Pure coincidence, or reflection of the world we live in: Spain's most recent electoral turnabouts, that of 2004 and that of the other day, have gone hand in hand with events (the Atocha bombing, the aggravation of the euro crisis) that dramatically show the impossibility of separating national issues from international ones. Today, as in 2004, the challenges to our security (physical or economic) loom both inside and outside our borders.
To restore Spain's international credibility and her position in the front rank of Europe, we need to get back on the path of growth, creation of quality employment, besides improvement of our productivity. In short, we have to mend our past ways. But the truth is that the sacrifices deriving from budget cutbacks and structural reforms may prove useless, if they are not accompanied by far-reaching decisions in the EU. Spain is now completing the serial changes of government in the four southern European countries that have so far suffered the worst financial difficulties. In particular, Spain, though having undertaken important reforms, now finds that these were insufficient, or ignored by the markets.
These states have by now shown just about all their cards: cutbacks, austerity, technical governments, whatever; there isn't much more left in the repertory. The markets' cold reception of technocratic governments in Greece and Italy, combined with the rising risk premium for Spain, show that real solutions lie much more without than within our frontiers. The impression is that the markets have discounted reforms in the national ambit. That is, they take it for granted that these will happen, and will be harsh; but they seem to have arrived beforehand at the conclusion that the European leaders have not yet reached: that the crisis will remain alive as long as the markets are in doubt as to whether Germany and the European Central Bank (ECB) are prepared to act as moneylenders of last instance. This is what is becoming clearer day by day.
The German chancellor, Angela Merkel, has said on several occasions, lastly at her CDU party's convention in Leipzig, that "if the euro fails, the European Union fails," adding that "Europe is going through its most difficult hours since World War II." It seems as if the markets have run at the red cape, and are prepared to make a lot of money betting against that promise.

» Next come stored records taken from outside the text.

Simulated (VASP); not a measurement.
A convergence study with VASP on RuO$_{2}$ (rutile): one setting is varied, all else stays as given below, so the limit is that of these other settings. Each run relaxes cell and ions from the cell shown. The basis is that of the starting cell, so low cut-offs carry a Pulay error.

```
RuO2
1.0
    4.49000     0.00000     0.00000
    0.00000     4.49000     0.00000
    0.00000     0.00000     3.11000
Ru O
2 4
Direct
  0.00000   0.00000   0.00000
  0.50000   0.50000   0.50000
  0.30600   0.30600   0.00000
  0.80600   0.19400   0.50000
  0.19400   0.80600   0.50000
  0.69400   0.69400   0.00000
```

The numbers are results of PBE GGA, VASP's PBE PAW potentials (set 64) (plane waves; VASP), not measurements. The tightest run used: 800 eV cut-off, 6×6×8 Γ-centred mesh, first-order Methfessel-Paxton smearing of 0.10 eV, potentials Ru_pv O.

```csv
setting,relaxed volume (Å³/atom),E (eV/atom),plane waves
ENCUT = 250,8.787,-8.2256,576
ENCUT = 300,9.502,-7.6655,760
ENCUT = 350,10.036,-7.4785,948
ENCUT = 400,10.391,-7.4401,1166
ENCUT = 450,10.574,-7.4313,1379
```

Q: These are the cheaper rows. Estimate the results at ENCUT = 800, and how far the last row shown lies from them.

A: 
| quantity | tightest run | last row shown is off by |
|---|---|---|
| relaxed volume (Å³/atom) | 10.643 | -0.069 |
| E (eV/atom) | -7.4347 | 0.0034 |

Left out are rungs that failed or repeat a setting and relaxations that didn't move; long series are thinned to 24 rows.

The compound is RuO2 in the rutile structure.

Many operators suspect that Merkel is bluffing. And they have their reasons, because even as Merkel spoke so dramatically of the future of Europe and World War II, she said she was not prepared to modify the two elements that undermine the credibility of that promise: first, by publicly insisting, for the nth time, that the treaty of Lisbon forbids the purchase of sovereign debt by the ECB; and second, by repeating that the issuing of euro-bonds is in no way the solution. The two refusals are intimately related because if, as has been proposed, the European Financial Stability Fund (EFSF) were granted a banking license, it could issue euro-bonds backed by the ECB, which would then indeed be capable of limitless lending to the Fund; which would deactivate existing and potential speculation in the markets.
So far, Germany has refused to take this step, arguing that it was not legally possible; but, above all, because it feared that if it used the ECB to inject liquidity into the states, the consequent alleviation would induce these countries to reject new sacrifices, and even to drop the reforms now under way. However, now that the will for reform in southern Europe is becoming satisfactorily apparent, it is increasingly up to Germany to commit itself. The moment of truth came recently in Athens and Rome, when it was seen that Papandreou and Berlusconi were bluffing. Now it is the turn of Berlin. Merkel is going to have to show her cards, and soon.